The next morning we had planned a trip that we were both SO excited about. I am a HUGE wildlife fan; Ria has spent many hours being forced to watch David Attenborough documentaries and has learned to love it too. Florida is famous for many reasons, but one of the main ones is the Everglades National Park, which is home to around 200,000 alligators. We drove deep into the Everglades to Wooten’s Everglades Airboat Tours. As the name says, you ride around on an airboat (presumably as the fan/motor is above the water so it can’t slice the alligators up into a million pieces!). The captain of the boat drive around the swamps like a crazy person, but it was great to see the alligators in their natural habitat. Florida is home to over 1.3 million alligators (they even live in Disney World!), so make sure to stay well away from ANY fresh water while you’re visiting.

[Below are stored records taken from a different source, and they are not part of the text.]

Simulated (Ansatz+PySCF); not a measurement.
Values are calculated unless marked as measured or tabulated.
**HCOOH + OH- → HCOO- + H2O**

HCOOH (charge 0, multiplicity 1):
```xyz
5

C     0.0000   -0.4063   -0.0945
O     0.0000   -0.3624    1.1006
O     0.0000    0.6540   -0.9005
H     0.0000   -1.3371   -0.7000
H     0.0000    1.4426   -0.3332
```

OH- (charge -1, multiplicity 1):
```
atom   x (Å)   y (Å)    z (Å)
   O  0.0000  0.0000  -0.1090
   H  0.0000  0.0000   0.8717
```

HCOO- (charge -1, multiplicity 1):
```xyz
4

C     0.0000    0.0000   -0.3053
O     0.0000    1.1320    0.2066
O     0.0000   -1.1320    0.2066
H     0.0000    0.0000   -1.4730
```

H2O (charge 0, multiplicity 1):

After our Everglades trip, we spent the afternoon at the Mall (as I said in my previous post, there’s nothing me and Ria can do better than SHOP!) and then I took Ria for her first ever Walmart visit (confession: although I do love Walmart, I’m much more of a Target girl – their homeware department is SO much better!). Ria was in her element, especially when she reached the fabric section (check out her Etsy site – SewBowChic), and we easily spent at least an hour in there. The staff in the store had never heard an English accent (English people tend to stick to Orlando!) before and we quickly became store celebrities, with the staff radioing to their friends to come and listen to us speak. Americans are so cute!

We arrived at our next Airbnb in Bonita Spring – and we had picked well! The apartment was super nice, as were the hosts, Christian and Megan, and the place had a pool AND a jacuzzi (and a gym actually, but who cares about that when you’re on holiday!) on site. We spent a couple of hours chilling out before the long drive back to Tampa the following day.

Can I just take a moment to say that driving on the highway (a.k.a motorway) in America is TERRIFYING!! They all drive SO close to one another, plus it’s not illegal to undertake either. The drive back took just over 3 hours and when we arrived in Tampa, we decided to find out what we had missed the first time around (there HAS to be more to it than the dodgy bus station, right?!). Our first stop was Ybor City, where we had some lunch at Buffalo Wild Wings (great wings, funnily enough) and then wandered around the historic city, famous for its cigars and immigrant population.

We then walked through Channelside, Tampa (I think we were the only people I saw walking during the whole trip), past the cruise ports and the Florida Aquarium, and ended up walking nearly 2 miles down the famous Tampa riverwalk (we had to burn off those calories from all that pizza somehow!).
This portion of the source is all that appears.